By Neal Lemery
Memorial Day is an awkward holiday for me, celebrated publicly for the three day weekend, the winding down of school and planning for summer fun. Our culture celebrates the beginnings of barbeques and picnics at the beach, family gatherings, and the official beginning of summer.
Yet, it is a time of reflection and sadness for me, a time to recall the lives of ancestors who fought and often died in war; a time to recall personal sacrifices for the common good, of conflict waged for the hoped for betterment of humankind. Memorial Day is a way to honor that, but we are more likely to ignore the reality of war, death and sacrifice. It is, instead, a day of disconnectedness and apathy.
Not many people are alive now who remember my grandfather. He lived a rich and fulfilling life as a farmer, taking pride in a well-managed dairy farm and helping to raise a family. He was reluctant to talk about his life and it took 20 years for me to gather the details.
The twelfth child of a German dairy farmer, he was drafted into the Kaiser’s army at the beginning of World War I, and sent to the Russian front. The Russians captured him, and he spent three years in a prisoner of war camp. He joined other soldiers in making their escape in the middle of a bitterly cold winter. One of the few stories he told was of walking through the snow, living off frozen potatoes, as they headed west towards home. He would weep silently at holiday meals, cherishing the bounty of the table, and the warmth of his home, only once mentioning that some of his fellow soldiers froze to death during their escape.
I’ve stood in cemeteries and war memorials, stunned by the thousands of tombstones; the tales of wars now only honored in dusty books and marked by mossy granite monuments. I try to make sense of it all. I listen to the stories of my own generation who went to war, some not coming back, others deeply affected by the horrors they experienced. And, I keep seeing the debris of traumatized lives who fought in newer wars, still trying to find some sense, some higher justification for their sacrifice.
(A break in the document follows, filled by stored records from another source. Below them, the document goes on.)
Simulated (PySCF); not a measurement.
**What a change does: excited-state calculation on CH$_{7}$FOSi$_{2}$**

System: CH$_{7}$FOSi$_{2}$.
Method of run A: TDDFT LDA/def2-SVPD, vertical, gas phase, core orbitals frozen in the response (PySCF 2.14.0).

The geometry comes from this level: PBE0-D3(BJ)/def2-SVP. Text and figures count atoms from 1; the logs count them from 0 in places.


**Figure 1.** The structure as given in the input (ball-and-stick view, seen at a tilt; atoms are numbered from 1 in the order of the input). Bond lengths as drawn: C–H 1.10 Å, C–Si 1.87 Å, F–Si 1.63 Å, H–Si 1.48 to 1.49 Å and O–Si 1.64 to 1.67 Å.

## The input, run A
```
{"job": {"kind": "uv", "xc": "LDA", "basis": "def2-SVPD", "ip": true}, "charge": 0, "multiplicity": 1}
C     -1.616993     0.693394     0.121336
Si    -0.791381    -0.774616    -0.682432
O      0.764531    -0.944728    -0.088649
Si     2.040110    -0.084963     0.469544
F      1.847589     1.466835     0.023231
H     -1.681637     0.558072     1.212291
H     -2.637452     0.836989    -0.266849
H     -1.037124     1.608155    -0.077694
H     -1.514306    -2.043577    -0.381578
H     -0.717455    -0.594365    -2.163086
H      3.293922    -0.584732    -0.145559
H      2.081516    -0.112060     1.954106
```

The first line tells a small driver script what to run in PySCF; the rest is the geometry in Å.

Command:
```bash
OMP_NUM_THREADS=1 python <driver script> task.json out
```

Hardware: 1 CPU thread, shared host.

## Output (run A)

When I was a kid, many people called the day Decoration Day, a term left over from after the Civil War, when people gathered flowers and went to cemeteries to honor the soldiers who died in that war.
Memorial Day is a day where I am out of sorts. Firing up the barbeque and putting the flag up on the side of the house are part of my rituals for the day, but I find no peace, no action that gives me satisfaction for this day. I remember my grandfather, who chose to be mostly silent about his service in a nearly forgotten war. As I peel the potatoes for dinner, I remember his story, and can feel the icy cold of a Russian potato field in the middle of winter, a memory told and, over a hundred years later, still remembered.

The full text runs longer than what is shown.